Friday, June 8, 2012

Boat anchor? Wearing a lump engine well.

Peter Egan mentions his Buell Ulysses quite often in the pages of Cycle World magazine.  I notice this perhaps because I own a Ulysses as well - an 08 XB12XT to be exact.  The "touring" version of the softroader.  Egan's writings often agree with my own take on the Uly and also Buell in general.

One thing I've noticed as well is, beyond the love for the bike, there is an overwhelming respect for what Buell had accomplished with the HD motor that rides in the fuel-filled frame of all XB's.  Torque is often mentioned but there is something else beyond the insane power upgrade of even a factory XB12.  An HD 1200cc Nightser, though Harley doesn't really list HP figures anywhere, is basically a 60-65HP beast.  This is the same EVO-based engine as the Buells were using.  But Buell managed 103 horses and even an improvement in torque and redline.  And, dare I say it, less vibration.

What of the HD engine is left?  Well the uneven idle, for one.  I'm not complaining - the sound in generates is bonkers-crazy.  It fits the personality of the rest of the bike as well.  The fact that the turn signals bounce and flop, the bike walks backwards by itself, and the windscreen (a Madstad setup on mine) shakes itself into a blur only adds to the sense that this isn't a normal ride.  You are in for a treat, it burbles.  Something different.

And in the realm of "different" is the chassis.  It should be noted that Buell intended the XB to be turbo-charged.  The frame was designed with this in mind and signs of it exist in all XB frames.  The XB9 retains a large cutout in the frame where the piping would have been routed to the intake.  It is interesting to consider how different things would have been with a factory turbocharged American sportbike out in the wild.  HD still would have offed the brand, but Buells would have been challenging liter metric bikes on the straights as well as decimating them in the curves.

And curves, I think, are where my Ulysses really lets me know what it was meant for.  I can bomb down any street anywhere without a problem and in great comfort.  But when a corner comes up something happens.  My bike knows I'm about to throw it into a sweeping right hander, or lean it over further for a quick left hand turn.  It knows, it leans with aplomb and bravado, it takes that corner like nothing else on earth.  This chassis, then, was meant to take those guys on metric bikes of any size to school.

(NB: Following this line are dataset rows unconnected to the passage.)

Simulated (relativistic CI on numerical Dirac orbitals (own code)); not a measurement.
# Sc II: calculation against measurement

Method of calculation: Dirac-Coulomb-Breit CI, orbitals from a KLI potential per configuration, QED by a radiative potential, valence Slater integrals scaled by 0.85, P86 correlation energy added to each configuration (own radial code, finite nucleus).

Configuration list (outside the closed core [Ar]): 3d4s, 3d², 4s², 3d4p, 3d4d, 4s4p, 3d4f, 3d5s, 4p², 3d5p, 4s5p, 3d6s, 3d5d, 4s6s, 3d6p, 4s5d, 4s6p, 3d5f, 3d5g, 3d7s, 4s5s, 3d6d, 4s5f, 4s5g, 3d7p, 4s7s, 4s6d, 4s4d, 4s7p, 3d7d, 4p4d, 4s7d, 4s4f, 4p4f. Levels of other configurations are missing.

There are rumors that HD is realizing they need to attract the sportbike crowd.  The irony is that since they let the Buell brand go, they have nothing to offer in this range.  Erik Buell now operates EBR, a brand all his own that CAN offer the bikes he had always intended (perhaps not a turbocharged air-cooled HD motor...).  And HD is left to a fading demographic that prefers chrome and pirate outfits over capability and engineering brilliance.

I start up my Ulysses again.  In that exhaust note is the sound of HD crashing and burning.  Buells are gaining respect again and the more people know about what they were supposed to be, and more to the point how much Erik Buell crammed into them, the more HD loses potential customers of the younger generation.  I eagerly await EBR's next creations.  And perhaps part of me wants there to be a lumpy HD engine in the frame.  But only if a turbine sits near it.